The ruins of Peru’s Machu Picchu, 2007. AP Photo/Karel Navarro
Machu Picchu, the Inca palace tucked away in the mountains of Peru, may be a quarter-century older than previously thought. According to a new study published in Antiquity this month, a team of researchers used advanced radiocarbon dating to determine that the site was in use from 1420 to 1530 C.E.
Using accelerator mass spectrometry (AMS) the team was able to date human remains from Machu Picchu with very little surviving organic matter. Testing 26 individuals found in three cemeteries, they established a date range beginning at least as early as 1420. The latest remains date to around the time of the Spanish invasion in the 1530s. That means the site was in use more than 20 years earlier than was previously believed.
This new discovery challenges the long-held belief that Machu Picchu was built after 1440 (and possibly as late as the 1450s). While Machu Picchu is still believed to have been constructed as a royal estate for Emperor Pachacuti, the new results push back the timeframe of his reign and conquests significantly. Until now, Pachacuti’s rise to power was believed to have occurred in 1438, based on historical documents written by Spanish colonial forces after their invasion in the 16th century, but this new study indicates that Pachacuti’s conquest and subsequent ascension to the throne occurred decades before the long-accepted historical record had accounted for.

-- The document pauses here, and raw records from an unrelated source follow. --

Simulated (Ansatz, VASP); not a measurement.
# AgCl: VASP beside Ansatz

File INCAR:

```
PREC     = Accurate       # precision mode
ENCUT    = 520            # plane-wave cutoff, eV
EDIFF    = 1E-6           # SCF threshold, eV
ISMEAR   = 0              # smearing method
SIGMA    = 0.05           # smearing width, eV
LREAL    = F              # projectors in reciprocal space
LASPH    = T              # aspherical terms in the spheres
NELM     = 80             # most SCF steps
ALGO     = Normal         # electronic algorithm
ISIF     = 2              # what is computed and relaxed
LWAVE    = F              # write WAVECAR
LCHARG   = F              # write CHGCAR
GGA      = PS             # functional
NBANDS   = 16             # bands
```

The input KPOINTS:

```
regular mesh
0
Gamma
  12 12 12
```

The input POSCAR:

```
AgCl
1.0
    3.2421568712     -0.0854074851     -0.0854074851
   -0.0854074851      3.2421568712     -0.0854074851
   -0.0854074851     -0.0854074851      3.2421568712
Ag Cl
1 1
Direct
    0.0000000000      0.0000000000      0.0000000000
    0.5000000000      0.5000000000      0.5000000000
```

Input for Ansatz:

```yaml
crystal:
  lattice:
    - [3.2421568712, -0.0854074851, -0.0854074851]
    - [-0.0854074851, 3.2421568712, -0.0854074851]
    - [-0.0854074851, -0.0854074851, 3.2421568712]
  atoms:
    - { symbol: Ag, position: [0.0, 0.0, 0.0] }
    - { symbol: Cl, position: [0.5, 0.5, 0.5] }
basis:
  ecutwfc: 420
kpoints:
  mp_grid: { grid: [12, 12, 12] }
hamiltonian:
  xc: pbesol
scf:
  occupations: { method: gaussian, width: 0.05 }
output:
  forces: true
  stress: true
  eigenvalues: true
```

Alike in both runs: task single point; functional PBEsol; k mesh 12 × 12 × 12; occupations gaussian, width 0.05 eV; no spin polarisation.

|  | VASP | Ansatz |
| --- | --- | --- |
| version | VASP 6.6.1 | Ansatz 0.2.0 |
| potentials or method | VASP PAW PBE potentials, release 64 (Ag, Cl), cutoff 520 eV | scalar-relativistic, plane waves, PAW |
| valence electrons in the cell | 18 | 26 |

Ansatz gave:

Pachacuti, whose name means “reformer of the world” in Quechua, an Indigenous language of the region, was not initially supposed to take the throne. His brother was chosen to rule by their father Viracocha but, after a decisive military victory, he won the favor of the people and rose to power. His conquests expanded the Inca empire from Cuzco to a large region spanning western South America. Pachacuti, in taking control of the city-state, made the Inca one of the most powerful empires on the continent.
In an email to ARTnews, Yale professor Richard Burger, who was the lead author on the study, explained the consequences of Pachacuti’s “winter palace” being older than expected: “There is widespread consensus that Pachacuti was responsible for the first wave of conquests that formed the core of the Inca empire, so establishing that they begun at least two decades earlier than previously thought is a significant find.”
Burger notes that our understanding of the Inca empire has been based on contradictory historical accounts. “Machu Picchu is among the most famous archaeological sites in the world,” he said in a statement. Yet, “this is the first study based on scientific evidence to provide an estimate for the founding of Machu Picchu and the length of its occupation.” He believes it’s time to reconsider our reliance on accounts written by invading forces, explaining, “Modern radiocarbon methods provide a better foundation for understanding Inca chronology than [colonial] records.” Since 1945, scholars have relied primarily on an “absolute chronology” of the Inca period, based on historical records, by American archaeologist John Rowe.
Meaning “old mountain” in Quechua, Machu Picchu was built and inhabited by the Incas, and remained hidden from the rest of the world for centuries. Steep mountain slopes provide a natural inaccessibility to the site, with access only possible from one side, accompanied by a dry moat that was used to make the palace virtually impenetrable. Despite these fortifications, Machu Picchu was abandoned by the Incas around the time the Spanish began their conquests.
In its original design, Machu Picchu would have been a place “where the royal family and their guests could escape the pressures of the capital in Cuzco and engage in recreational activities such as banqueting, hunting, and gambling, as well as religious activities associated with the royal family,” write the researchers. Of the few hundred people who lived at Machu Picchu year-round, the majority would have been retainers—specialized craftsmen, artisans, or laborers who were taken from their homelands to serve the empire. Assigned to the royal estate, they would have made the site, according to the researchers, “ethnically diverse and cosmopolitan, and fundamentally different from the agricultural villages in the Cuzco heartland.”
It’s these individuals who were buried at Machu Picchu, along with grave goods such as ceramics, bronze, and silver shawl pins, tweezers, and family heirlooms. Burials were placed under boulders, beneath cliff overhangs, and in shallow caves, and were sealed with clay plaster and rocks. The bone and tooth samples show that they came from a variety of regions, including the north coast, central coast, central highlands, Cuzco, and the Lake Titicaca area.
Machu Picchu comprises about 200 structures, with temples in the upper region and warehouses in the lower region, and separate areas for residences and agricultural production. Famous monuments include the Temple of the Sun, the Intihuatana stone—an astronomical clock based on the winter solstice—and Inti Mach’ay, a cave used for rites of passage. In 1983, Machu Picchu was designated a UNESCO World Heritage Site and attracts millions of visitors each year.